Vista: To Get or Not To Get

Thom posted a series of articles on OSNews about Windows Vista, first 10 Reasons Not to Get Vista, then a rebuttal on his own blog, then another and another and another. Seriously. But none mentions the main reason I don’t want Vista: because I’m just not interested in supporting Microsoft any longer. More within.

I think several of the new “features” of Windows Vista are lame and not worthy of upgrading. But I’m man enough to admit that if Leopard had a similar feature pack, I’d think it was cool. Because this stuff is all “cool to have” but little of it is “cool to get.” Very few users give a crap about a new TCP stack. Direct X 10 is not going to make much of a different to most users who don’t play games or use applications that render graphics on the GPU. The hardware requirements, whether demanding or not, are clearly hungrier than their Linux counterparts. And I’ve never really cared much about setting the volume on an app by app basis. And still don’t today. Vista just isn’t that impressive on the surface, and since if I ran it, I’d want RDP, VSC, and Media Center, I’m in for well over $500 for the “Ultimate Edition.”
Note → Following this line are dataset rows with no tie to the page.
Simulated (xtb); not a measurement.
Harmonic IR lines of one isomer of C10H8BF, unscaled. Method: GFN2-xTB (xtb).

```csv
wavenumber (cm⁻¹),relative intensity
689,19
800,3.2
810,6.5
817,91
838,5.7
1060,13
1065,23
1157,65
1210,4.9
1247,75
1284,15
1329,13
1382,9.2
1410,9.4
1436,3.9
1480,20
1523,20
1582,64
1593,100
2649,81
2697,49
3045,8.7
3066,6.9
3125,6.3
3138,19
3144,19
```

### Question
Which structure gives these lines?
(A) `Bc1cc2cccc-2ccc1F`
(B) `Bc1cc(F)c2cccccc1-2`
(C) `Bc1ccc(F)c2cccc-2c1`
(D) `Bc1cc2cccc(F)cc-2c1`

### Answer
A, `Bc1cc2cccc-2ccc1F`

Only Microsoft actively strips out features – actively DOWNgrades their systems just to sell you more of the same product again. Apple sells OS X client and OS X server. Linux allows you to install anything you want. Not Microsoft.

Vista doesn’t address some of the core architectural problems with Windows. The registry, the start shortcuts, the myriads of places to store data and programs makes the system a litterbox after some time. Put simply, manging Windows is a pain in the ass, even the most die-hards of the Microsoft camp that I know admit that. My laptop is managed to an insane degree – I authorize every single cookie, I have a hosts file a mile long, I regularly run crap cleanup utilities. So I consider my laptop fairly clean. And yet, the last several weeks, logging in is a 5-7 minute process as I wait for it as it is “Applying personal settings.” THIS is an area where, if there were significant improvement, I would be impressed. But it’s not addressed. The mess is still there. And most users will crud up their systems til the point of being unuseable and eventually call me for help.

The most important thing that some brush over is the DRM foundation and the license. These are the most important aspects. I liken it to the US – “If I’m not a terrorist, why do I care if they listen to my phone calls?” This nonsense is the same basis for “I haven’t seen DRM, so it doesn’t bother me.” One of the largest motivations for the very creation of Windows Vista was to support protected content. That is what makes money for both Microsoft and their partners. Your system is tied up with DRM. And the pathetic license pretty much grants you the most narrow use that law would likely allow. How can they legally limit you from using the system virtually? Not to mention – does their bootloader still obnoxiously disrespect/overwrite any other bootloader you’ve installed?

A bunch of half-assed applications that people won’t even use – such as their new photo management application – don’t cut it. Vista just doesn’t tout a new way to use your computer, new features that are compelling, and frankly, it’s all about limiting the user in a package that pretends to make you a more powerful computer user. And ultimately, that’s my point: I *might* tolerate some of the underlying inconvenience if the system actually made me work better. But I don’t think it does. I don’t care about the photo manager, I don’t care about the contacts, I don’t care about Windows Mail, I don’t care about the new look, I don’t care about “Phishing Protection,” I don’t care about an IE sandbox, I don’t care about per-app volume sliders, I don’t care about the pathetically late fast system search, and I don’t care about address space layout randomization. In fact, the only thing I think is really good is UAC, but reports from my contacts suggest it’s as much a pain in the tail as anything, and that it may even be turned off by most users.

I also find it interesting that Coding Horror finds Vista’s best feature to be something that Spotlight on OS X has done for well over a year now.

I may end up running Vista at some point when I upgrade my work laptop. I certainly will not run it at home, I will sooner more to Linux than Windows for my personal stuff. But when I do, sadly, it will be as one of those “OEM” suckers, people who simply can’t avoid the Windows tax.

You may be tempted to call me a Mac fanboy, but if there’s any truth to that, it’s mostly because of two things: 1) I detest Microsoft’s business practices, and 2) even if I didn’t, Vista just doesn’t offer the user much in terms of improving productivity beyond a UI overhaul. Vista will not make me a better, faster, or smarter computer user. If anything, it will simply make me happier with my window decoration. There is almost nothing compelling about Vista for me, and I will certainly not be in line to get it.